How Do You Architect a Scalable Activity Feed System?

Activity feeds power some of the most heavily used features on the web: X's home timeline, Facebook's news feed, LinkedIn's updates, and the notifications panel in nearly every social app. They look simple on the surface, but feeds that work fine with 10,000 users often collapse under the weight of 10 million.

The core challenge is that feeds sit at the intersection of high write volume (every post, like, comment, and follow generates events) and high read volume (every user checks their feed constantly). Getting both sides fast requires careful architectural decisions.

The Foundational Principle: Separate Event Capture From Feed Serving

Before diving into specific questions, understand the architecture that underlies most production feed systems. You need three distinct layers:

Immutable activity events. When a user posts, likes, or comments, you write that event to your primary datastore and emit it to a durable message queue (Kafka, Kinesis, or similar). This write path should be fast and acknowledge quickly.
A serving view. A separate pipeline consumes those events and builds per-user timelines. These can be materialized lists (precomputed for each user) or query-time assemblies (computed on demand). The choice between these approaches is the push vs. pull decision covered below.
Hydration. Timeline entries store minimal data, typically just IDs and timestamps. When serving a feed, you batch-fetch the full objects (posts, users, media) from caches and datastores. This keeps your timeline storage small and your reads predictable.

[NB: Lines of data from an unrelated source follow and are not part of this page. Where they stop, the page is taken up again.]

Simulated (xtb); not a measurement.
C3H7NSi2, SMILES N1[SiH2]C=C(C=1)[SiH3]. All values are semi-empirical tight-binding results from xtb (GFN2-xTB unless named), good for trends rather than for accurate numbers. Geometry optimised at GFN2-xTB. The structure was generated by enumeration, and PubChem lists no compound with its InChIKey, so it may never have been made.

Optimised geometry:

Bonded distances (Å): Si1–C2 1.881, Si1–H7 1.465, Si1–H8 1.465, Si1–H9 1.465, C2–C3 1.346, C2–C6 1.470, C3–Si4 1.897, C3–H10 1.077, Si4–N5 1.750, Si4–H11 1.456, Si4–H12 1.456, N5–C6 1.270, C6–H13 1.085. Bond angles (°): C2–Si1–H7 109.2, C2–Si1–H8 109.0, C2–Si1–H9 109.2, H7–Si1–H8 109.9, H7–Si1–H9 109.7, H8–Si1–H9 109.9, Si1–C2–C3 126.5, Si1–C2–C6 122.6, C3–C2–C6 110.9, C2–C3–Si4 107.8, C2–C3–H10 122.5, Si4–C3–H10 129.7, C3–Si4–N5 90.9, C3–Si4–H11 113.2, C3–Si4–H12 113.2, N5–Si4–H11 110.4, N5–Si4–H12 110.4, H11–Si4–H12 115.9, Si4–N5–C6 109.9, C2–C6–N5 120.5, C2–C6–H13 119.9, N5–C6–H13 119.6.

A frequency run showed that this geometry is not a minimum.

This separation lets you acknowledge user writes quickly while doing expensive distribution work asynchronously. It also lets you scale each layer independently.

Should I Use a “Push” (Fan-Out-On-Write) or “Pull” (Fan-Out-On-Read) Architecture?

This is the most consequential architectural decision you'll make, and the answer for most systems is an annoying "both."

Fan-out-on-Write

Fan-out-on-Write (pushing posts out from writers) means that when an activity happens, you immediately write a timeline entry to each follower's feed. A user with 1,000 followers generates 1,000 writes.

The key advantage is that reads are trivially fast. Fetching a user's feed is a simple per-user lookup with a range scan. The serving tier also remains simple, with latency predictable and easy to reason about.

The disadvantages are clear at scale. Write amplification can be severe. For instance, a celebrity with 10 million followers posting once means 10 million writes. To do this, you need robust fanout workers with backpressure, retries, and idempotency. You also have to contend with creeping storage costs, which scale with total follower relationships, not just total users.

Historically, X described a Fanout Service writing into a Redis-backed timeline cache (Haplo). However, X engineering stopped using the Fanout Service to supply in-network tweets from a per-user cache in the Home timeline pipeline, showing that architectures evolve and hybrids are common.

Fan-out-on-Read (Pull)

With Fan-out-on-Read (pulling posts in to readers), activities are stored once per producer. When a user loads their feed, you query and merge posts from all accounts they follow.

With this option, write costs stay low regardless of follower counts. There are also algorithmic advantages:

Changing ranking logic is easier because you compute relevance at query time.
A/B testing new algorithms requires no backfill.

The main disadvantage is read amplification grows with the number of followed accounts. You can also start to get latency issues, as merging posts from hundreds of sources while maintaining low p99 latency is hard. Deep pagination also becomes increasingly expensive.

LinkedIn's FollowFeed explicitly uses this style because it speeds up iteration on relevance experiments.

The Hybrid approach (What You Should Probably Do)

Pure push or pure pull rarely makes sense at scale. Most production systems apply rules like:

User type	Strategy
Normal users (< 10K followers)	Push to all followers
High-fanout accounts (celebrities, brands)	Store once, pull on read
Inactive followers (not logged in for 30+ days)	Skip push, pull on read if they return
Active followers	Push immediately

This hybrid keeps writes manageable (you're not copying posts to millions of inactive followers) while keeping reads fast for most users. You pre-distribute content to likely viewers, then do a quick re-sort when they actually open their feed.

Here’s the framework to use in your pull/pull/hybrid decision:

If your product demands sub-100ms feed loads at scale, start with push or hybrid.
If you're iterating rapidly on ranking algorithms and can tolerate more read complexity, lean toward pull or hybrid.
For notifications (where fanout is typically smaller), push almost always wins.

Why Is My Feed Getting Slower the More Users Scroll Down?

This is one of the most common performance regressions in feed systems, and it usually stems from the pagination strategy rather than from raw database throughput.

Let’s say your pagination looks like this:

SELECT * FROM feed_items
WHERE user_id = :viewer
ORDER BY created_at DESC
LIMIT 50 OFFSET 5000;

What does this SQL do? It fetches page 101 of a user's feed (items 5001–5050). The problem is how the database executes it. Even though you only want 50 rows, the database has to scan and count all 5,000 skipped rows first. Postgres documentation explicitly warns:

“The rows skipped by an OFFSET clause still have to be computed inside the server; therefore, a large OFFSET might be inefficient.”

So page 1 can be fast, but page 100 will be slow. Your users notice.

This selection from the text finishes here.